Question

In Newton-Raphson’s method write the formula for finding the square root of the number N.

Answer 1

Hint: First of all, assume that the guessed number ‘x’ is the square root of the number ‘N’. We know the property that the square root of a number is that number which is multiplied twice to itself to get the original number. So, \[N={{x}^{2}}\] . Now, add the term \[{{x}^{2}}\] in LHS and RHS of the expression \[N={{x}^{2}}\] . Now, divide by x in the expression \[N+{{x}^{2}}=2{{x}^{2}}\] . After this, again divide by 2. Now, solve it further and get the formula.

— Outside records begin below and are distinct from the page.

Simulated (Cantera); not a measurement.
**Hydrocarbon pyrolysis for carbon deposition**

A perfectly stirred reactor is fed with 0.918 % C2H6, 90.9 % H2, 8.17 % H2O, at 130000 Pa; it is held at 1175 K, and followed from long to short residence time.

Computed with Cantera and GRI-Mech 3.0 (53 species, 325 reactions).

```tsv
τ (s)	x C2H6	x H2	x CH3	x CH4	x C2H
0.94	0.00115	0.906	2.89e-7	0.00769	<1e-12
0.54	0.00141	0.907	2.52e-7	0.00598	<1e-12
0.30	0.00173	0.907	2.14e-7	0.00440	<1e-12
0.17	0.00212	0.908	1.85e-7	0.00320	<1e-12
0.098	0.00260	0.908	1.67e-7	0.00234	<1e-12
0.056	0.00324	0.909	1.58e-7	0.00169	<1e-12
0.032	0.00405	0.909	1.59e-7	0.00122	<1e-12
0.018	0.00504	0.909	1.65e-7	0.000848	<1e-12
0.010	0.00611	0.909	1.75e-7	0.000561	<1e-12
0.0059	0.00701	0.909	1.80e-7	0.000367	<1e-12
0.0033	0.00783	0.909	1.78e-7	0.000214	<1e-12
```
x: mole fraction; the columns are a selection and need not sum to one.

Complete step-by-step solution:
According to the question, we have to get the formula for finding the square root of the number N.
We know the property that the square root of a number is that number which is multiplied twice to itself to get the original number ………………………………..(1)
Let us assume that the guessed number ‘x’ is the square root of the number ‘N’.
The original number = N ………………………………………(2)
The square root of the original number = x ……………………………………..(3)
Now, using the property shown in equation (1), we can say that when the number x is multiplied to itself then we get the original number. So,
\[N={{x}^{2}}\] ……………………………..(4)
Now, on adding the term \[{{x}^{2}}\] in LHS and RHS of equation (4), we get
\[\Rightarrow N+{{x}^{2}}={{x}^{2}}+{{x}^{2}}\]
\[\Rightarrow N+{{x}^{2}}=2{{x}^{2}}\] ………………………………………..(5)
Now, on dividing by the term x in the LHS and RHS of the equation (5), we get
\[\Rightarrow \dfrac{N}{x}+x=\dfrac{2{{x}^{2}}}{x}\]
\[\Rightarrow \dfrac{N}{x}+x=2x\] …………………………………….(6)
Now, on dividing by 2 in the LHS and RHS of the equation (6), we get
\[\begin{align}
  & \Rightarrow \dfrac{\left( \dfrac{N}{x}+x \right)}{2}=\dfrac{2x}{2} \\
 & \Rightarrow \dfrac{\left( \dfrac{N}{x}+x \right)}{2}=x \\
 & \Rightarrow \dfrac{1}{2}\left( \dfrac{N}{x}+x \right)=x \\
\end{align}\]
Now, the square root of a number N is can be calculated using the formula \[\dfrac{1}{2}\left( \dfrac{N}{x}+x \right)=x\] . In this formula, N is the original number and the number x is any guessed square root.
Therefore, the square root of the number N using Newton-Raphson’s method is \[\dfrac{1}{2}\left( \dfrac{N}{x}+x \right)=x\] where the number x is any guessed square root.

Note: We can also check this formula for the number 4.
Let us find the square root of the number 4 using Newton-Raphson’s method.
Let us guess that 2.5 is the square root of the number 4.
The square root of the number N using Newton-Raphson’s method is \[\dfrac{1}{2}\left( \dfrac{N}{x}+x \right)=x\] …………………………………..(1)
Now, on putting \[N=4,x=2.5\] in LHS and RHS of equation (1), we get
In LHS, we get
\[\dfrac{1}{2}\left( \dfrac{4}{2.5}+2.5 \right)=2.05\] …………………………………….(2)
In RHS, we get
\[x=2.5\] ……………………………………..(3)
From equation (2) and equation (3), we can say that \[LHS\ne RHS\] .
So, 2.5 is not the square root of the number 4.
Let us guess that 2 is the square root of the number 4.
Now, on putting \[N=4,x=2\] in LHS and RHS of equation (1), we get
In LHS, we get
\[\dfrac{1}{2}\left( \dfrac{4}{2}+2 \right)=2\] …………………………………….(4)
In RHS, we get
\[x=2\] ……………………………………..(5)
From equation (4) and equation (5), we can say that \[LHS=RHS\] .
So, 2 the square root of the number 4.
We also know that the square root of the number 4 is 2 and also from Newton-Raphson’s method, we get the square root of 4 equal to 2.
Therefore, the square root of the number N using Newton-Raphson’s method is \[\dfrac{1}{2}\left( \dfrac{N}{x}+x \right)=x\] where the number x is any guessed square root.